Traveling Workers Told to Trim Expenses

Business travelers are getting a universal message: Trim expenses.

ByABC News
March 4, 2008, 3:54 PM

March 5, 2008 -- Faced with a weakening economy, more companies are targeting travel and entertainment expenses.

"Everyone's starting to think about what's going to happen if there's an economic downturn," says Adam Weissenberg, who heads Deloitte's travel industry consulting division.

"Travel is one of the more controllable expenses."

Penny-pinching strategies vary. Some companies are asking employees to travel more cheaply by booking advance-purchase airline tickets, less-fancy hotels or more-fuel-efficient rental cars. Others are forcing them to cut trips or replace them with audio, Web or phone conferences.

"Our CEO (Fred Festa) has put out a mandate to cut travel costs. He wants to reduce it as much as possible," says Guy Welty, global networks manager for W.R. Grace & Co., a Fortune 1,000 company with 6,400 employees in 40 countries.

Now, the materials and chemicals company lets people travel "only when absolutely necessary," Welty says. As a result, conferencing use is soaring, especially with offices in Asia, he says. Last year, conferencing saved W.R. Grace more than $5 million in travel costs. More savings are expected this year.

Some companies are shrinking trips by creating more obstacles.

United Rentals, a publicly traded company based in Greenwich, Conn., with 11,000 employees, requires some travelers to obtain supervisors' approval before booking, says Megan Adams, United's purchasing chief. The new rule, implemented in January, will cut about 20% of their trips, she says.

Travel cutbacks aren't limited to big corporations. Fielding Fowler, a professional comedian from Saginaw, Mich., says he's increasingly being put up in cheaper hotels or having to share a four-star room with another comedian. Comedy clubs, bars and colleges in cities such as Chicago, Cleveland and Columbus, Ohio, are spending less on guest lodging, he says.

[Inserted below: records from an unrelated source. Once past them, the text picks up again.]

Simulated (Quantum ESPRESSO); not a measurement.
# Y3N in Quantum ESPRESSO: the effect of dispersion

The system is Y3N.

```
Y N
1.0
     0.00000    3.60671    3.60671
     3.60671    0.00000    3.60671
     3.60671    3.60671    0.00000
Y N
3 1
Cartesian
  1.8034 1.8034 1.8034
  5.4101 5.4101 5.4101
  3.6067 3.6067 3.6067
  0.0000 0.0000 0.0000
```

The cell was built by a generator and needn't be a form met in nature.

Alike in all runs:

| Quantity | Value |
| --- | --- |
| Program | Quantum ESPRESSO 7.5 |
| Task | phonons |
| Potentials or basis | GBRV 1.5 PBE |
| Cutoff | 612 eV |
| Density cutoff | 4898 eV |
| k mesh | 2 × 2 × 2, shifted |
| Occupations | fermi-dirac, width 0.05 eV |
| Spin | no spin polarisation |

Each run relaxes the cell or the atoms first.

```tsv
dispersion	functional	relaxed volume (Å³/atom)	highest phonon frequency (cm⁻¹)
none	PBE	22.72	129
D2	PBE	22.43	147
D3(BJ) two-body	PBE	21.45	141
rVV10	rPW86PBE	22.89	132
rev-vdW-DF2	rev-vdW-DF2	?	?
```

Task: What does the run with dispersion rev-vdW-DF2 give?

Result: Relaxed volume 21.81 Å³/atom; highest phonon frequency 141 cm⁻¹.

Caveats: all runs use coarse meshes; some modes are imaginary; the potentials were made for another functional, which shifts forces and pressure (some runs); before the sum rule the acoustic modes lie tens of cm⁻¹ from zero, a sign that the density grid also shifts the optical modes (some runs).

New travel policies and stricter enforcement will cause the average U.S. hotel occupancy rate to fall slightly to 62.6% this year vs. 63.2% in 2007, says Bjorn Hanson, chief lodging consultant for PricewaterhouseCoopers. Tighter policies will fuel "the largest decline in U.S. hotel occupancy since 1999," excluding the dramatic cuts in travel post-9/11, Hanson says.